I need to calculate a Dipolar Coupling Constants for some fancy triplet molecule that has been measured by EPR spectroscopy.
My "normal" output from Gaussian gives me the following:
Am I right that none of these are Dipolar Coupling Constants? And If so ... how can I compute them either directly with the program or by hand through some formula?
The output sections you mention are the major components of the electron-nuclear hyperfine interaction. There is also an orbital contribution, but this tends to be small compared to the Fermi contact and spin dipole terms, unless you go down the periodic table.

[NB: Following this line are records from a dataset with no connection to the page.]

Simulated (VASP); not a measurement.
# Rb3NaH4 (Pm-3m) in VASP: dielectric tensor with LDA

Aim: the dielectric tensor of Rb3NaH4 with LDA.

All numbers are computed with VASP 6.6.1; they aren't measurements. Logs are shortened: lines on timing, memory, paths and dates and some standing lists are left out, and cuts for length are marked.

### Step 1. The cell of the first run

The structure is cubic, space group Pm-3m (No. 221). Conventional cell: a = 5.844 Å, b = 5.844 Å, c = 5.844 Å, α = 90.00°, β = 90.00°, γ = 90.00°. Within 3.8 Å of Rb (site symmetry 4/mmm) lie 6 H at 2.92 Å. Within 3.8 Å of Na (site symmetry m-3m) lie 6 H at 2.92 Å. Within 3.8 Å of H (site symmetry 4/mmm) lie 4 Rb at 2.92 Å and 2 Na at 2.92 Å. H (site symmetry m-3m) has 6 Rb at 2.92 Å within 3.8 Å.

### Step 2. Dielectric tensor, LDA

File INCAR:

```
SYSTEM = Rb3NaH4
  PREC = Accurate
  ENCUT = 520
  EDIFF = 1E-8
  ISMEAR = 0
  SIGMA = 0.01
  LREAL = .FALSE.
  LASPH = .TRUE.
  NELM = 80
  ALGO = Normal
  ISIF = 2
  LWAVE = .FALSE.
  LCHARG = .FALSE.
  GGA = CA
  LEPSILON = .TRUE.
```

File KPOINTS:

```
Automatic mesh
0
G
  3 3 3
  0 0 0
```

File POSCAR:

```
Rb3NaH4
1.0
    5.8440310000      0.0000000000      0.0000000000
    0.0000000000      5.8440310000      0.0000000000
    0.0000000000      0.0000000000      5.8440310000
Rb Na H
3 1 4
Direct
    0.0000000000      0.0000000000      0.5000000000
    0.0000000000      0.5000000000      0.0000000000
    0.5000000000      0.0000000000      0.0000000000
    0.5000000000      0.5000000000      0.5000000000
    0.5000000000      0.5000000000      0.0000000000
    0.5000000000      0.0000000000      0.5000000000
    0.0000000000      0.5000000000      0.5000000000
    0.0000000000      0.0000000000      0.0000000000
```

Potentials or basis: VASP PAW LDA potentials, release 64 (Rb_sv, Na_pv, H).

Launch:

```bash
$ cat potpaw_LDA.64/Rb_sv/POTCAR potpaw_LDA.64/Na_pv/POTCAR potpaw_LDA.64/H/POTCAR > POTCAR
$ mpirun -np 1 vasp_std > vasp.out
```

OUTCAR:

These are the terms in the effective spin Hamiltonian that contribute to the hyperfine interaction (from Wikipedia):
$$ \begin{align} \hat{H}_{\textrm{hyperfine}} = & 2 g_{I} \mu_{N} \mu_{\mathrm{B}} \frac{\mu_{0}}{4\pi} \frac{1}{L_{z}} \sum_{i}^{N_{\mathrm{elec}}} \frac{\hat{l}_{zi}}{r_{i}^{3}} \mathbf{I} \cdot \mathbf{L} \\ &+ g_{I} \mu_{N} g_{e} \mu_{\mathrm{B}} \frac{\mu_{0}}{4\pi} \frac{1}{S_{z}} \sum_{i}^{N_{\mathrm{elec}}} \frac{\hat{s}_{zi}}{r_{i}^{3}} \left\{ 3(\mathbf{I}\cdot\hat{\mathbf{r}})(\mathbf{S}\cdot\hat{\mathbf{r}}) - \mathbf{I} \cdot \mathbf{S} \right\} \\ &+ \frac{2}{3} g_{I} \mu_{N} g_{e} \mu_{\mathrm{B}} \mu_{0} \frac{1}{S_{z}} \sum_{i}^{N_{\mathrm{elec}}} \hat{s}_{zi} \delta^{3}(\hat{\mathbf{r}}_{i}) \mathbf{I} \cdot \mathbf{S} \end{align} $$
The first term is the orbital contribution due to spin-orbit coupling, the second term is the spin dipole term due to the electrons and nuclei behaving as dipoles in the presence of each other's magnetic fields, and the third term is the Fermi contact term arising from the non-zero probability of the unpaired electron(s) being inside the nucleus.
Isotropic Fermi Contact Couplings are the eigenvalues of the Fermi contact part of the effective spin Hamiltonian. Because of the presence of $\delta^{3}(\hat{\mathbf{r}}_{i})$, there is only one value, hence the "isotropic" descriptor.
Spin Dipole Couplings and Anisotropic Spin Dipole Couplings in Principal Axis System are two different presentations of the spin dipole term. Spin Dipole Couplings shows the eigenvalues of the spin dipole part of the effective spin Hamiltonian (in a.u.). Because this is a symmetric 3x3 tensor, only the 6 unique elements are shown. Diagonalizing the tensor gives the 3 principal values Baa, Bbb, Bcc as the eigenvalues and the vectors from the origin for each principal value as the eigenvectors. These are the values you're interested in, most commonly reported in MHz by the computational/theoretical chemistry community and in Gauss by the spectroscopy community.